Previous studies, De Carlo et al. (2019) and Jacinthe (2015), have compared CO2 emissions from different riparian buffer vegetation types. Despite previous work, understanding of CO2 fluxes and their controlling soil and environmental variables from riparian buffer strips and a direct comparison with a cropland they serve remain elusive. Therefore, this study aimed to evaluate the unintended emissions of CO2 through through the soil respiration process and enrich the understanding of their soil and environmental controls from maize production, which had both buffered and un-buffered downslope.

Materials and methods

Experimental site

The replicated plots used in this experiment are located at Rothamsted Research, North Wyke, Devon, United Kingdom (50°46 × 10″ N, 3° 54 × 05″ E). The area is situated at an altitude of 177 m above sea level, has a 37-year (from 1982 to 2018) mean annual precipitation (MAP) of 1033 mm (with the majority of rainfall received between October and November of each year), and mean annual temperature (MAT) of 10.1 °C (Orr et al. 2016). The experimental area has a slope of 8° and is on soils of the Hallsworth series (Clayden and Hollis 1985), or a dystric gleysol (FAO 2006), with a stony clay loam topsoil comprising of 15.7% sand, 47.7% clay, and 36.6% silt (Armstrong and Garwood 1991) overlying a mottled stony clay, derived from Carboniferous Culm rocks. The subsoil is impermeable to water and is seasonally waterlogged; most excess water moves by surface and sub-surface lateral flow across the clay layer (Orr et al. 2016), thereby making replicated experimental work using hydrologically-isolated plots feasible.

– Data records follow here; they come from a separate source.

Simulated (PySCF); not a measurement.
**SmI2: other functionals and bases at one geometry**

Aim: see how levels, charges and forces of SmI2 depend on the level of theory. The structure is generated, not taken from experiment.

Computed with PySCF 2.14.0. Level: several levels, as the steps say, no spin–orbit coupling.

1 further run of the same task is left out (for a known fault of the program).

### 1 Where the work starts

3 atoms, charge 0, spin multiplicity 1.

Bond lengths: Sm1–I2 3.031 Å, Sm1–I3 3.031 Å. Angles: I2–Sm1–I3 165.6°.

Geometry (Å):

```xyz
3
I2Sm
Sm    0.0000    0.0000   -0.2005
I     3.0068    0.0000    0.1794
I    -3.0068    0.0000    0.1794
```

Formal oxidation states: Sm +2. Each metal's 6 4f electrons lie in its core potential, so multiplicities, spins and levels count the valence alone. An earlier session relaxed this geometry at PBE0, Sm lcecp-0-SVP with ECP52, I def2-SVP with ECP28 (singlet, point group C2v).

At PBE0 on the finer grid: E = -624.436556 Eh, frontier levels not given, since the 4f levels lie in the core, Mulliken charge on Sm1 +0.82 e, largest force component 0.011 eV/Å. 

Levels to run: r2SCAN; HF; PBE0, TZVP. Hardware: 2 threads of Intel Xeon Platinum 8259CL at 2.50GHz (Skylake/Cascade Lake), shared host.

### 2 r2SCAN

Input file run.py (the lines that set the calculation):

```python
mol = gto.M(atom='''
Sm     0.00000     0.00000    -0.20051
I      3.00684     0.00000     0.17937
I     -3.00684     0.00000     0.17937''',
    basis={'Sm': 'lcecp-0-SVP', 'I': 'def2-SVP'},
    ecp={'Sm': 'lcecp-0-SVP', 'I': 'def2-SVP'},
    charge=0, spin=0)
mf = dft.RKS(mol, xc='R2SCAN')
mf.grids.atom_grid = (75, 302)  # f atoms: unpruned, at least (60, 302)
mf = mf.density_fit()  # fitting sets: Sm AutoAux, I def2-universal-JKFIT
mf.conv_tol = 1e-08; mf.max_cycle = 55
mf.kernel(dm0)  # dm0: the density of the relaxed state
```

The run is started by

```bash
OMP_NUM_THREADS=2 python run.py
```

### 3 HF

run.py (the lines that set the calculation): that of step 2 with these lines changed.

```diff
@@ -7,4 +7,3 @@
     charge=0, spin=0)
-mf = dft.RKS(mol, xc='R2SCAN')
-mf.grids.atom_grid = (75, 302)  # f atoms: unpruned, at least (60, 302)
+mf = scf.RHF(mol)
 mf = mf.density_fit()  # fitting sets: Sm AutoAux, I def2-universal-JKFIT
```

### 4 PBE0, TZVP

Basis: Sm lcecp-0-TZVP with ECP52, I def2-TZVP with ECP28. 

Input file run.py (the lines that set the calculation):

Experimental design and treatments

Experimental set-up

The experiment was laid out as three blocks of four plots corresponding to four treatments each. Each plot consisted of the main maize crop area with one gas measurement chamber and either a control (no-buffer) with a single chamber or a buffer area (sown with one of three different vegetation types) that had two chambers (upper and lower). The three buffered treatments comprised grass, willow, and woodland. Each of the four treatments was replicated three times, making a total of twelve plots. Each plot was 46 m in length and 10 m wide; the main upslope maize cropped area being 34 m in length (340 m2) and the downslope buffer strip being 12 m (120 m2) (see description below). To hydrologically-isolate each plot, a plastic-lined and gravel-filled trench was installed to a depth of 1.40 m to avoid the lateral flow of water and associated pollutants. The cropped upslope area was previously managed as a silage crop, with a permanent pasture dominated by ryegrass (Lolium perenne L.), Yorkshire fog (Holcus lanatus L.) and creeping bentgrass (Agrostis stolonifera L.) planted in 2016 which was ripped and ploughed on the 14th of May 2019 in preparation to plant maize whilst the riparian buffer areas remained untouched. Maize (Zea mays L.) was planted on the 17th of May 2019 for the experiment reported herein. Cattle slurry and inorganic fertilizer were applied at times and rates summarised in Table 1.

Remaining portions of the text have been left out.